My goals for each quarter are as follows:
- For my net loan to shrink by £10k per quarter, without any margin calls.
- Maintain investment income of at least £Xk
- Closely track my target asset allocation
Goal 1: For my net loan to shrink by £10k/qtr
This goal is proving somewhat unsatisfactory, because it’s harder to assess than I had hoped.
The nature of a good margin loan – as implemented by Interactive Brokers – is that it is quite hard actually to track repayments. It operates a bit like an offset mortgage; it is just a cash balance. Any cash paid into it via e.g. dividends reduces the negative balance. Any cash consumed from it – e.g. a share purchase, or brokerage fees – adds to the debt. Given that I have been trading a bit, the margin loan fluctuates naturally.

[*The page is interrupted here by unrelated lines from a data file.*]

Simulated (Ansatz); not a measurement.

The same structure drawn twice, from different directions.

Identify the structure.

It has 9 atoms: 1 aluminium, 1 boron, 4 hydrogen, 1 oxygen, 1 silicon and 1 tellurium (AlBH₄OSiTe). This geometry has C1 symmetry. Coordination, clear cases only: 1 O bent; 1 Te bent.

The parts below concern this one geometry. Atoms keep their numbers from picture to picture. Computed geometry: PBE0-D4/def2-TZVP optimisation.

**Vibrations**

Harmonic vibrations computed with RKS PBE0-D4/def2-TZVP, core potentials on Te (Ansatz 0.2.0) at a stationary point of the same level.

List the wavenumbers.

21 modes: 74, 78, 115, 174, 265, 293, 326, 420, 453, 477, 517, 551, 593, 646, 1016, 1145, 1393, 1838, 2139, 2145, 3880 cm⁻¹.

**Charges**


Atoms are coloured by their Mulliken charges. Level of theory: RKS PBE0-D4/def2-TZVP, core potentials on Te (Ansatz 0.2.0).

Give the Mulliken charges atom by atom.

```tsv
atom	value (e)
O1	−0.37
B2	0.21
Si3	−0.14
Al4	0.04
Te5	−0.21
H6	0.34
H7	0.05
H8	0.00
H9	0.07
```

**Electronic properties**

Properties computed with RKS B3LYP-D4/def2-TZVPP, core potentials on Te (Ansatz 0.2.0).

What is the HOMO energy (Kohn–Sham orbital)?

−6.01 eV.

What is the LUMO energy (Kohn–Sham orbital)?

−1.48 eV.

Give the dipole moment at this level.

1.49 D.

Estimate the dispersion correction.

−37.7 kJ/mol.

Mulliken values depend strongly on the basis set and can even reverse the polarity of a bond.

My other margin loan – with a private bank – is a different matter. It sits in its very own account. Cash income from my portfolio sits in other accounts. If I want to use cash income to pay down the margin loan I need explicitly to transfer the cash from one account into another. Intellectually I like this approach less, though I must admit it is easier to track the actual repayments.
In any case, my bargain-hunting has got the better of me in June, with my purchases (in Interactive Brokers etc) having helped increase my overall net debt by over £20k. This came from £13k of net buying and the rest was interest costs. This is rather feeble because I didn’t even pay the interest properly on my private bank loan – it has just added itself to the total loan. So this goal is a FAIL.
As it happens, I’m not beating myself up too much about this fail. Readers may recall I toyed with the idea of measuring my loan as a percentage of the portfolio value. In the end I decided against this as I didn’t want to feel I should reduce my loan if the equity values all plummeted. In fact what has happened is the opposite; my equity value has risen strongly, leaving my margin loan falling from around 35% to around 30% of my portfolio. Happy days.
Goal 2: Maintain investment income of at least £Xk.
My investment income is also proving quite hard to track.
In Q1 I benefited from some useful lags – in that I received dividends from stocks I’d already sold. So in terms of actual income I saw a 20% drop in Q1 from the year earlier. This lag has pretty much unwound, and Q2 saw a 43% drop in income from 2015. 43% drop in income is pretty painful. I had anticipated something similar, and in fact my target income of £X is a lot lower than my income before buying my Dream Home.
The other measure I track here is the ‘running yield’ of my portfolio. This is not very accurate but does closely track reality. This (pound) number has risen significantly post Brexit, reflecting the drop in value of the pound and the high level of overseas assets I hold. So in fact after Q1 this projected income figure was 53% below the year earlier – even worse than the drop in actual income that I received. At the end of Q2 though my projected income is only 39% below the year earlier.
At the end of Q2 my actual income received was about 5% more than £Xk. This goal was HIT.
Provided the stock markets hold up then my ability to hit this goal should be OK. I am continuing to reinvest some of this income so I will gradually enlarge my safety buffer.
Goal 3: Closely track my target asset allocation.
I finished Q1 overweight 5% on my UK loan and underweight 7% on the US loan; this left me exposed if the pound gains versus the dollar. Fortunately that is the opposite of what happened, with the pound falling about 10% against the dollar. In terms of the mix of investments I finished Q1 very close to my target allocation.
In Q2 I have tightened up further. Looking at my position on 1 July versus my target, the only slight mismatch against my intended allocation is being a bit underweight on UK fixed income (and this was due to me consciously reducing my bond exposure when bonds had gained >10% YTD) and being a bit underweight on International Equities (which given the fall in Eurozone stocks is not surprising). I have a bit of cash ready to pounce on any buying opportunities. Overall this goal was HIT.
Since the end of the quarter, I have slightly changed my target allocation. With my loan now at only 30% of the value of my portfolio I’m looking to reduce my target debt level (to the level I’m already at, fortuitously). I’m also up for a slightly higher share of equities rather than bonds (i.e. I’m not up for buying more bonds at current prices!). You can see my evolution over time and the new target in the graph below. This change effectively says I want to stay where I am at the moment – and just use market dips to signal buying opportunities against this target allocation.